Monday 21 April 2008

Supervisor role in writting master work

As an addition to the previous post about writing a master work, I'd like to add a post about the supervisor role in this process.

This role contains several sub roles. First of all the supervisor should direct and verify the content of the work. Normally it means
1. Plan the work on the highest level: majour topic of the work and subtopics; overall logic of discussions.
2. Give advices how to write the work, which topics to include to make the work logical and how to position those to avoid misunderstanding of the work by future reviewers. For example any analysis should be based on certain criteria that are important in this particular type of environment etc. In other words the selection of criteria and description of those should precess any analysis. It is also important to show why one or another methodology for comparison is chosen (to show that it is applicable to the topic of the work).

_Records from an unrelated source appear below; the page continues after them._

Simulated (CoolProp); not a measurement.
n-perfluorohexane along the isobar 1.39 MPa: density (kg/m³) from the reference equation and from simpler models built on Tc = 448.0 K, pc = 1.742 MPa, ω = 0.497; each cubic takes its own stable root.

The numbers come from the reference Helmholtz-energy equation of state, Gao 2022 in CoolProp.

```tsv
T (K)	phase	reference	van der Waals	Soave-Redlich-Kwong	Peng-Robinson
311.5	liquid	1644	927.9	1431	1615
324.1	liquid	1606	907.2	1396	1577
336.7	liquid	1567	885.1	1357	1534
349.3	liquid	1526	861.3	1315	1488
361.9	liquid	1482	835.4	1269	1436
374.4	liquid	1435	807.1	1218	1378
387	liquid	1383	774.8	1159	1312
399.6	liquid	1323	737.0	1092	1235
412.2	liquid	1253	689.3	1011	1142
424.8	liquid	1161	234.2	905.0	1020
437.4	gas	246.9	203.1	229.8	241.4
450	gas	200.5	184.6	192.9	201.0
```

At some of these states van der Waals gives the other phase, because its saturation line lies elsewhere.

3. Prepare a time plan (schedule) of writing and defending the work.
4. Compile a content by proposing chapters, sub chapters basing on previous .discussions and finalise by defining an approximate size of each sub chapter length.

The last item actually merge with the second role of the supervisor, which is to direct and watch formatting of the work. There is always certain (sometimes informal) requirements starting from the font size and ending with the number of pages (including formatting of tables and figures, number of sub chapters etc). Notice that in master and similar works the rule "the more the better" doesn't hold. Knowledge (know hows, reviews etc) should be clearly written and concentrated to not exceed the limit of pages. Otherwise reviewers will had to read too much, so will simply read the introduction and conclusion, so there will be a risk that they will simply misunderstood the whole point of the work.

There is also a none official role of the supervisor, which includes the following
1. Inspire a student to start and write to the end the master-work
2. Help students to relax (decrease stress) and produce a confidence that the work will be successfully defended
3. Force the student to meet the schedule (time-plan) of writing the work and ask why s/he doesn't.